This should work reasonably well w/ 0.7 indexes. Cassandra tracks
statistics on index selectivity, so it would plan that query as "index
lookup on e=5, then iterate over those results and return only rows
that also have type=2."

On Thu, Apr 14, 2011 at 5:33 AM, David Boxenhorn <da...@taotown.com> wrote:
> Thank you for your answer, and sorry about the sloppy terminology.
>
> I'm thinking of the scenario where there are a small number of results in
> the result set, but there are billions of rows in the first of your
> secondary indexes.
>
> That is, I want to do something like (not sure of the CQL syntax):
>
> select * where type=2 and e=5
>
> where there are billions of rows of type 2, but some manageable number of
> those rows have e=5.
>
> As I understand it, secondary indexes are like column families, where each
> value is a column. So the billions of rows where type=2 would go into a
> single row of the secondary index. This sounds like a problem to me, is it?
>
> I'm assuming that the billions of rows that don't have column "e" at all
> (those rows of other types) are not a problem at all...
>
> On Thu, Apr 14, 2011 at 12:12 PM, aaron morton <aa...@thelastpickle.com>
> wrote:
>>
>> Need to clear up some terminology here.
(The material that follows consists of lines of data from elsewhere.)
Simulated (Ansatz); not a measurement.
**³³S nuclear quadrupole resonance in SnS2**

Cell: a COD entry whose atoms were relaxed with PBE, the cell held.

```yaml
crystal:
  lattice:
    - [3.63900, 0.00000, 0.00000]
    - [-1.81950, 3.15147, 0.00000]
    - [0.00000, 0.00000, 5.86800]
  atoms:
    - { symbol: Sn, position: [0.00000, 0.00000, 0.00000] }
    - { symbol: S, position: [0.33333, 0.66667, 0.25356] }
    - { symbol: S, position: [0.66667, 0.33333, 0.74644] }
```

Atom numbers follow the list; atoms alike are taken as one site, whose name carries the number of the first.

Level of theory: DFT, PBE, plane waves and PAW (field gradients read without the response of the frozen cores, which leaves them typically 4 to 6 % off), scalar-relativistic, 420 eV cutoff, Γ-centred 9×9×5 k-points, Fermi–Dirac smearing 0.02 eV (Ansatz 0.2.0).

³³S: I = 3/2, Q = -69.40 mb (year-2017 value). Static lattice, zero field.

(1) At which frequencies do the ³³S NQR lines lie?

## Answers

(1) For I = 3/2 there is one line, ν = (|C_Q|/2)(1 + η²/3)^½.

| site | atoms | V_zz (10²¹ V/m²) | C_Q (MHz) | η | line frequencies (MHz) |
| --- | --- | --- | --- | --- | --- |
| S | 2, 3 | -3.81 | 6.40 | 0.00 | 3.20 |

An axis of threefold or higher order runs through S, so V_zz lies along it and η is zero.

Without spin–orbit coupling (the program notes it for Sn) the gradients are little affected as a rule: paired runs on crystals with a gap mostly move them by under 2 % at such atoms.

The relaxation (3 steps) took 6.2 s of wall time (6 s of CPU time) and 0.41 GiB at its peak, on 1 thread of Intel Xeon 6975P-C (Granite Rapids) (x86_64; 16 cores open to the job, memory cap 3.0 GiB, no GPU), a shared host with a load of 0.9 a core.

>> Rows have a key and can be retrieved by key. This is *sort of* the primary
>> index, but not primary in the normal RDBMS sense.
>> Rows can have different columns and the column names are sorted and can be
>> efficiently selected.
>> There are "secondary indexes" in cassandra 0.7 based on column
>> values http://www.datastax.com/dev/blog/whats-new-cassandra-07-secondary-indexes
>> So you could create secondary indexes on the a,e, and h columns and get
>> rows that have specific values. There are some limitations to secondary
>> indexes, read the linked article.
>> Or you can make your own secondary indexes using row keys as the index
>> values.
>> If you have billions of rows, how many do you need to read back at once?
>> Hope that helps
>> Aaron
>>
>> On 14 Apr 2011, at 04:23, David Boxenhorn wrote:
>>
>> Is it possible in 0.7.x to have indexes on heterogeneous rows, which have
>> different sets of columns?
>>
>> For example, let's say you have three types of objects (1, 2, 3) which
>> each had three members. If your rows had the following pattern
>>
>> type=1 a=? b=? c=?
>> type=2 d=? e=? f=?
>> type=3 g=? h=? i=?
>>
>> could you index "type" as your primary index, and also index "a", "e", "h"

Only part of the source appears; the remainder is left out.